Brannan was taken to an interrogation room with three officers, including Officer Kennedy, and interviewed for about thirty minutes. Officer Kennedy identified himself as an ATF Task Force Officer, and Brannan acknowledged at the hearing on his motion to suppress that he knew one of the officers interviewing him on March 1, 2019, was "federal." Brannan was not handcuffed or otherwise restrained during the interview. The last approximately fifteen minutes of the interview was filmed. Officer Kennedy testified that, prior to filming the interview, the officers spoke to Brannan for approximately seven to ten minutes, explaining the offenses Brannan was suspected of committing, the witnesses with whom the officers had spoken, and the information and evidence they had collected, in an attempt to contextualize the interview and encourage candor. The officers then set up the video camera and began filming the interview. Brannan was read his Miranda rights, was aware that he was being recorded, and agreed to speak with the officers. Brannan went on to confess to the actions that are the predicate of the charges brought against him by the government.

Miranda v. Arizona, 384 U.S. 436, 86 S.Ct. 1602, 16 L.Ed.2d 694 (1966).

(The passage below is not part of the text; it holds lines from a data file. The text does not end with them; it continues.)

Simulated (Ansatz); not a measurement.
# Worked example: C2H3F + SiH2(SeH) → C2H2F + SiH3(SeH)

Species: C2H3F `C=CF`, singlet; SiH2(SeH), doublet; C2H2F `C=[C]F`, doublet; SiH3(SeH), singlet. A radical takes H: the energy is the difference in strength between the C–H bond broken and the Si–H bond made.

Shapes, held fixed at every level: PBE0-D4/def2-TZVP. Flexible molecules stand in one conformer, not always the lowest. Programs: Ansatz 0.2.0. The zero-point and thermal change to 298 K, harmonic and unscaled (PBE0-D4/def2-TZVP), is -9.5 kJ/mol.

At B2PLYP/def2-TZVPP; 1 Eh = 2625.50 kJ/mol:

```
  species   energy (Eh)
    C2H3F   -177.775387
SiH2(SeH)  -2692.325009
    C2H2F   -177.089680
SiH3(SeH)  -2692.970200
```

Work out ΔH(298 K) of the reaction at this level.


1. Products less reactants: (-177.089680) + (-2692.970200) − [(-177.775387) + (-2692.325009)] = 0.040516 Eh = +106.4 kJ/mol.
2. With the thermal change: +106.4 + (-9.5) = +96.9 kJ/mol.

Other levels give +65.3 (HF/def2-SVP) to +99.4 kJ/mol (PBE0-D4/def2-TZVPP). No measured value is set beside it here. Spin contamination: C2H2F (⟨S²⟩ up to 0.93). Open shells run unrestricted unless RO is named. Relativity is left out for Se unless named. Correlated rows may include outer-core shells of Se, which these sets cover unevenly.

Brannan now seeks to suppress his video-recorded confession, claiming that the confession is false, and was only given by him based on allegedly false promises made to Brannan by Officer Kennedy and the other interviewing officers. Specifically, Brannan testified that the officers instructed him to give an untruthful confession on the video, in return for which he would be released from jail, permitted to become a confidential informant for law enforcement, and ultimately have any charges against him dismissed. Brannan further asserted that during the first ten minutes of the interview, before the recording began, the officers told Brannan exactly what to say when he was filmed. Thus, according to Brannan, the entire content of his recorded statement was allegedly provided to him by the officers, which Brannan then memorized and repeated back on the video. Because he was purportedly duped into giving a false confession, consisting entirely of words effectively put in his mouth by the interviewing officers, Brannan argues that his confession was involuntary and should be suppressed.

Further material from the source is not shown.